You may have heard the term strong and free safety used interchangeably and been confused. What exactly is the difference between a free safety and strong safety?
Frankly, depending on the scheme, there may be zero difference. In American Football today, particularly at the NFL level, many teams don’t have separate positions for strong and free safety. Rather, they have right and left safety positions. The two positions have basically the same responsibilities, just on their own side of the field. This can have the two safeties used interchangeably. If this is the case, they both need good all-around skills in run and pass defense.

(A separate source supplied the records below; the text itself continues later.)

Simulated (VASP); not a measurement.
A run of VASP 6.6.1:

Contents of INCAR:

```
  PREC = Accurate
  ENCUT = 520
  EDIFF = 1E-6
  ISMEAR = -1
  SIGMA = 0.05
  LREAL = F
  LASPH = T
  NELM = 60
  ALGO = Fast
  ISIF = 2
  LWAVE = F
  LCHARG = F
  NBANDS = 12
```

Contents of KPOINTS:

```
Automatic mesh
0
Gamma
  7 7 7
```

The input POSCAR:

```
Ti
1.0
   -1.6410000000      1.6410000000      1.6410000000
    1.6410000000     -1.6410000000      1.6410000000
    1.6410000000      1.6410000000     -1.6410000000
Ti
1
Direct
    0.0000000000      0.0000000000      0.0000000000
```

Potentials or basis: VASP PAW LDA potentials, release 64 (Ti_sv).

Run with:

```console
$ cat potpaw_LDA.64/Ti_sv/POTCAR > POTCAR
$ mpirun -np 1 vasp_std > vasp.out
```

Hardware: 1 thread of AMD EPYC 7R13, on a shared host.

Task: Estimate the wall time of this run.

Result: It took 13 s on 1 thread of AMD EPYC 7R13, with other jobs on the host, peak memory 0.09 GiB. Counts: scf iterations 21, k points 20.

For teams that still used the traditional free and strong positions, they can still be used interchangeably in certain situations. However, each position has different responsiblilites. Most defensive schemes will have them used in slightly different ways and that is usually determined in part by the individual abilities of the players. Some of these general differences can be seen below.
In general, the strong safety is the bigger, and more physical of the two and can look like faster, undersized linebackers. The free safety is usually smaller and faster and often look like slightly oversized cornerbacks. You’ll see wide variations of this though. In the NFL, it is not uncommon for the safeties to be a similar build, or even for the free safety to be bigger. The actual football ability of the two is more important for determining positions.
Strong safeties usually have the bigger job in run support. They can move around on the defense and line up closer to the football when the defense is looking to make it harder to run. The free safety, meanwhile, will line up farther away from the line of scrimmage and look to prevent big plays in the running game, as they are the last line of defense. When the offense has a running formation and personnel on the field, the strong safety can creep up as a fourth or fifth linebacker.
Pass coverage skills are as unique as run support skills for safeties. The free safety is usually much more skilled in pass coverage and can be used in different ways. You’ll often see them match up in man-to-man coverage against running backs or slot receivers if a 3rd cornerback isn’t brought onto the field. A strong safety is less likely to cover speedy targets and instead may be matched up on bigger targets, like the tight end.
In zone coverage, they often have similar roles. For instance, in cover 2 defense, each safety will take a deep half of the field. Their job is to not let any receivers get deeper than them and to make plays on the football when it is thrown in front of them.
Safeties of either kind are important to the success of a defensive secondary. The difference between free safety and strong safety ultimately comes down to the defensive scheme that is run and the individual abilities of the two players.